Consultations only with industry and Central government

While all these voices were being studiously ignored by the government, who was it listening to? It turns out the MoEF has been primarily consulting apex industry organisations like the The Associated Chamber of Commerce and Industry of India (ASSOCHAM), Confederation of Indian Industry (CII), Confederation of Real Estate Developer's Associations of India, etc. and central government ministries/departments for the revision and finalisation of the notification. Responding to my Right to Information Application, MoEF has clearly admitted this (See PDF of scanned response, 300Kb). This is unfortunate, as concerns have been raised by various constituencies like community groups, civil society organisations, state governments and so on. MoEF has not considered it important to inform any of these others in the drafting of the notification, nor in the revision of the draft. Instead it has found it important to engage with the industry whose very activities this notification is meant to regulate!
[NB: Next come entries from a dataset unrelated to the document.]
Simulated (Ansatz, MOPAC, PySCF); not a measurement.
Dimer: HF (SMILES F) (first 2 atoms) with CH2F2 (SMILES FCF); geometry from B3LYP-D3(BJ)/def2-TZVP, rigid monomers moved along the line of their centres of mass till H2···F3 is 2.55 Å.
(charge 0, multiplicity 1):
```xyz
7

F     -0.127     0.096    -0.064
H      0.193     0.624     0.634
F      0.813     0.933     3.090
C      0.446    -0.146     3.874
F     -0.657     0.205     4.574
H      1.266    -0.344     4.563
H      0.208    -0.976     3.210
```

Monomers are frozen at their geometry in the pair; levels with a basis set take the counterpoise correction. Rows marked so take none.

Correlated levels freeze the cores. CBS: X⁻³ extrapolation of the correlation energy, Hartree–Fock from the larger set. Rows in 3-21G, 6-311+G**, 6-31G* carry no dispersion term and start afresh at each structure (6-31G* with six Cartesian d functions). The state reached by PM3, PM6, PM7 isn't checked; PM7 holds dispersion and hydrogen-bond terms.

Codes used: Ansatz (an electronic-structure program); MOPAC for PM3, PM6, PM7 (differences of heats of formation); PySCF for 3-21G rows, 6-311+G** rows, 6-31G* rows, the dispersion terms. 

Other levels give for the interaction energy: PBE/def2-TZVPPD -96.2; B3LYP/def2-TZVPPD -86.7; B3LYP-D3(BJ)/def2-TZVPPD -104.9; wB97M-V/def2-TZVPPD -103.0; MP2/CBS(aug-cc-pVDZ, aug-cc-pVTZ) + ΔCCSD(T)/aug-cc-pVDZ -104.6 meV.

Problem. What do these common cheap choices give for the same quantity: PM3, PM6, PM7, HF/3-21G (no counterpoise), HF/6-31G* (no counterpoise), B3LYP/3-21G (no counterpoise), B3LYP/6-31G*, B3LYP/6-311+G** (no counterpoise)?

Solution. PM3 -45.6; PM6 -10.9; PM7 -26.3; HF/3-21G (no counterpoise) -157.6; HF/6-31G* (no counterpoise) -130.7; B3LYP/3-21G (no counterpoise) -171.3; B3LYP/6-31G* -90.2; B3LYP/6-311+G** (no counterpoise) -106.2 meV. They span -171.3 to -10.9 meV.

The comments on the Draft EIA notification, 2005 reveal that it is not just community organisations and NGOs who are unhappy with the way the EIA notification is drafted. Many state governments to whom this notification attempts to decentralise powers to state that the notification infact undermines the role of the state governments and makes the EC process cumbersome. (See: here). The construction sector also expressed its concerns with the draft EIA notification, 2005. Without wider consultation, there is reason enough for the draft to be rejected, and a fresh process of plugging loopholes in the existing EC process to begin. Until such a process is put into place, there should be a moratorium on the issue of the present revised version which the MoEF has shared with only apex industrial organisations and central government ministries.

This is completely against the spirit of democracy and decentralised governance. The people, to whom policies and laws are to impact the maximum, have been systematically kept out of its formulation. Discussions are on between the Prime Minster's Office (PMO) and MoEF so that the notification is modified and finalised, as soon as possible. Therefore, there is a need for immediate intervention so the environmentally and socially regressive processes engaged in by the MoEF are reigned in.